To the Editor,
Ms. McCasky in her letter to the editor two Sundays ago chided Steubenville’s Bishop Monforton for not speaking out about what I presume was the moral and financial malfeasance of former bishop Bransfield of the Wheeling/Charleston Diocese. She said the diocese was a “corrupt enterprise” and “The priests are criminals from top to bottom….”
I had the pleasure of casually meeting Bishop Monforton a few years ago at the Christmas Nativity display at the Nutcracker Village. He was an engaging, spirit filled prelate, exactly how I had heard he would be. He also drives his own car and even rides a bicycle — Impression for a bishop! He is the “real deal” as the saying goes. He inherited an ongoing mess that continues to plague him, so why would he hurl rocks at our glass castle that disgraced bishop Bransfield was prince of?
To condemn the entire bushel of apples because a few at the top, as well as a few scattered about, were rotting is misguided. Bransfield’s three lieutenants, who apparently turned blind eyes, have been demoted and disbursed to various parishes. One, a monsignor, is now an assistant pastor. In our church, that is about as humbling as one can get unless one is banished to a monastery to live out their life in penance!

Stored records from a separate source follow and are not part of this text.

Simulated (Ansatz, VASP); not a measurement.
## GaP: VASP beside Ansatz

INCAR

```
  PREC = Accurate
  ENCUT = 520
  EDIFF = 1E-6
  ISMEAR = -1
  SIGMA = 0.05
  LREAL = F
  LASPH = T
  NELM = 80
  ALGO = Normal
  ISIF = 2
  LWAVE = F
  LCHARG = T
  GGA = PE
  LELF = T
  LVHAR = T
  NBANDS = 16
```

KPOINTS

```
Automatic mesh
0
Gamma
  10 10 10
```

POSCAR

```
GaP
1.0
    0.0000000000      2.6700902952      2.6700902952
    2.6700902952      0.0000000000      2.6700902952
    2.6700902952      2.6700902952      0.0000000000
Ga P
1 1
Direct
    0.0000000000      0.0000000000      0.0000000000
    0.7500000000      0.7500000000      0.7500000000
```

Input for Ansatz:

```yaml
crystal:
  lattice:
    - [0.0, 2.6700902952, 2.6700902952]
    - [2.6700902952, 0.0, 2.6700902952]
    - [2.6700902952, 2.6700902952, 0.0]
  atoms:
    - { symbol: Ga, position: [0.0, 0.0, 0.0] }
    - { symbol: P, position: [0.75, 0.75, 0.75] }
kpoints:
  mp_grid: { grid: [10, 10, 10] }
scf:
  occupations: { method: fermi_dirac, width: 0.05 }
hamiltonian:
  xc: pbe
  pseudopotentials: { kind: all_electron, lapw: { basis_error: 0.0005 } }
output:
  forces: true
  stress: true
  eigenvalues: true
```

Yet not all is well in Denmark. A priest once remarked to me that they are little popes in their own parishes. Even though we have school boards and parish and finance councils, they have no real say; they are simply advisory entities that can be ignored at will. Every time a parish gets a new pastor, the pastor goes about tailoring the parish to suit his whims. Weather it is the procedures of the laity at the alter, or the decor, or finances; whatever, the priest can run roughshod regardless of how much time, talent, and treasure were expended previously. An excellent example was the demolition of the bell tower at Sacred Heart instead of having it repaired.
The most valid reason I know for priests to be married is unilateral decision making is not well tolerated in marriage. Priests would learn the art of compromise as opposed to dictatorial power. The old saying, “Power corrupts and absolute power absolutely corrupts” is not just true for bishops, but priests as well.